Hi everybody, I know there is plenty of reading online about different mental strategies to conquer a hard problem/route, but I wanted to ask you all what your tried and true methods are?
What gets you in the zone and keeps you there when you're at the wall? How do you focus to get that big push when you need it?

FrankPS · · Atascadero, CA · Joined Nov 2009 · Points: 276
Luke Utley wrote:Hi everybody, I know there is plenty of reading online about different mental strategies to conquer a hard problem/route, but I wanted to ask you all what your tried and true methods are? What gets you in the zone and keeps you there when you're at the wall? How do you focus to get that big push when you need it?
Knowing that my partner is doing the leading helps keep me more calm. :)
kenr · · Unknown Hometown · Joined Oct 2010 · Points: 16,608

My theory is that (other than getting good at visually memorizing a sequence, and taking care to eliminate obvious big distractions), there are no "mental tricks" for most climbers.

Because most climbers are self-selected for already being very capable in the kinds of focus and confidence needed to succeed in the kind of climbing they choose. One of the main reasons many people choose climbing is because it reliably draws them into that kind of focus (or "flow").

The context of the rock and the route (sometimes the audience?) drive our unconscious mental and neural centers to our best approximation of a good focus. If that doesn't happen, I doubt that conscious mental tricks matter much.

Sometimes I've tried positive thinking and then failed on a sequence.

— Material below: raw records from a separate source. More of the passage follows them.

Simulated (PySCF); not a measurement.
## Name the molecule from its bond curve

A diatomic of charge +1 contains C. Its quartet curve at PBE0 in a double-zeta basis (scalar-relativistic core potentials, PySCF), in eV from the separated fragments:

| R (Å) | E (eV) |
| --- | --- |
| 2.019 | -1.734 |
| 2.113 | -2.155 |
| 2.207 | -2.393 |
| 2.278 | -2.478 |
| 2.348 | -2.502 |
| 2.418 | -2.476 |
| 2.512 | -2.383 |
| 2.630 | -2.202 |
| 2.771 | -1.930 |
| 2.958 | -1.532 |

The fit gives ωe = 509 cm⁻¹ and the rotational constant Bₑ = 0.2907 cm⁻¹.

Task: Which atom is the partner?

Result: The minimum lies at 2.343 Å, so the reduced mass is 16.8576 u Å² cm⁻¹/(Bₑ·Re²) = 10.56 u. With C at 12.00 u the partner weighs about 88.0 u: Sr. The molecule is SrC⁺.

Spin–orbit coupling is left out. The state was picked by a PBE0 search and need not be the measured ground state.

Several times I've tried negative thinking and then succeeded. That is, I sincerely believed I wouldn't succeed because the guidebook grade was above my "limit", and anyway the route just looked too hard. I told my partner that he was going to have to re-climb the route to retrieve the draws, but as long as the rope was up I would give it a shot. I was thrilled happy surprised when I got all the moves -- but it had nothing to do with "positive thinking" or any other "mental strategy".

Ken

eli poss · · Durango, CO · Joined May 2014 · Points: 525

for me it's just the adrenaline from fear. i have held on to a tiny crimp after my feet slipped once, and if i wasn't free soloing i likely would have let go. i would think the same thing goes for highball bouldering, that is simply an assumption because i don't really dabble in pebble wrestling.
that being said, i'd love to hear other suggestions

Kent Richards · · Unknown Hometown · Joined Jan 2009 · Points: 81
Luke Utley wrote:How do you focus to get that big push when you need it?
I say to myself: "Self, it's time for a big push."
Kent Richards · · Unknown Hometown · Joined Jan 2009 · Points: 81

Honestly, I remove the word "need". The only time I "need" a push is when there's some danger I need to get away from. Otherwise, I just listen to my body. If I don't feel like climbing, I don't climb.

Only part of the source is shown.